Pakistan’s current account remained in surplus during the first eight months of FY25 despite a widening trade deficit, thanks to a steady inflow of remittances that provided crucial support, reports WealthPK. Latest data from the State Bank of Pakistan (SBP) shows that the current account recorded a modest deficit of $12 million in February 2025 — a sharp recovery from $399 million in January.

Despite the monthly decline, the cumulative balance for 8MFY25 stands at a surplus of $691 million — a significant turnaround from the $1.73 billion deficit recorded in the same period last year. This improvement has been driven by a surge in remittance inflows, which reached $3.12 billion in February, marking a 38.6% year-on-year increase. However, the trade balance remains under pressure, with exports rising by 3% year-on-year to $3.3 billion, while imports surging by 17.6% to $6.03 billion in the same period.

Experts highlighted that the rising trade deficit could challenge the external account stability in the coming months without sustained foreign inflows. Speaking with WealthPK, Majid Shabbir, CEO of Ifsha Consultant, noted, "Pakistan’s current account performance has improved primarily due to the higher remittances and steady service exports, which continue to play a crucial role in stabilizing its foreign exchange reserves. While exports have seen a moderate growth, import pressures persist, making remittance inflows even more critical."

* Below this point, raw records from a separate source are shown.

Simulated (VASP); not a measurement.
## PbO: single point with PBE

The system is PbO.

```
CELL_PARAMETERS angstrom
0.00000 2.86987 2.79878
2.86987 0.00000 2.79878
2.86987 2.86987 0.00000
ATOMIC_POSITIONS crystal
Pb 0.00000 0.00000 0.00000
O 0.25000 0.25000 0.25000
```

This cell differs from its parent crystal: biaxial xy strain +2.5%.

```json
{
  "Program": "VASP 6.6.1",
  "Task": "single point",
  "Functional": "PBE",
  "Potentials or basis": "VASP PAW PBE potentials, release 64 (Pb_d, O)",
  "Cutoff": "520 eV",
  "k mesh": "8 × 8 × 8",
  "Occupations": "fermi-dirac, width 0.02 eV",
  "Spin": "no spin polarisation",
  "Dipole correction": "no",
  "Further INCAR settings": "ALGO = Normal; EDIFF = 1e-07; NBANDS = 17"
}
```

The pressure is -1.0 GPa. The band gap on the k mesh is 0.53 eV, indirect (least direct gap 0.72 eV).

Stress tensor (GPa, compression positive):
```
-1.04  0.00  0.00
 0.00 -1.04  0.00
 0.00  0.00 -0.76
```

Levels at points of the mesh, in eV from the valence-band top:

"Strong inflows from overseas Pakistanis have partly offset the decline in both exports and imports over the previous months,” he added. Syed Ali Ehsan, Deputy Executive Director at the Policy Research Institute of Market Economy (PRIME), emphasized, "Remittance inflows in February reached historic highs due to multiple factors, including improved formal banking channels, seasonal trends, and policy measures encouraging legal remittance transfers."

He explained that policy interventions by the government and SBP — such as incentives for formal remittances and crackdowns on illegal money transfers — have significantly contributed to this surge." The government seems to remain cautiously optimistic about the external accounts trajectory. While the rising trade deficit presents risks, strong remittance inflows continue to act as a stabilizing factor, providing the much-needed foreign exchange liquidity.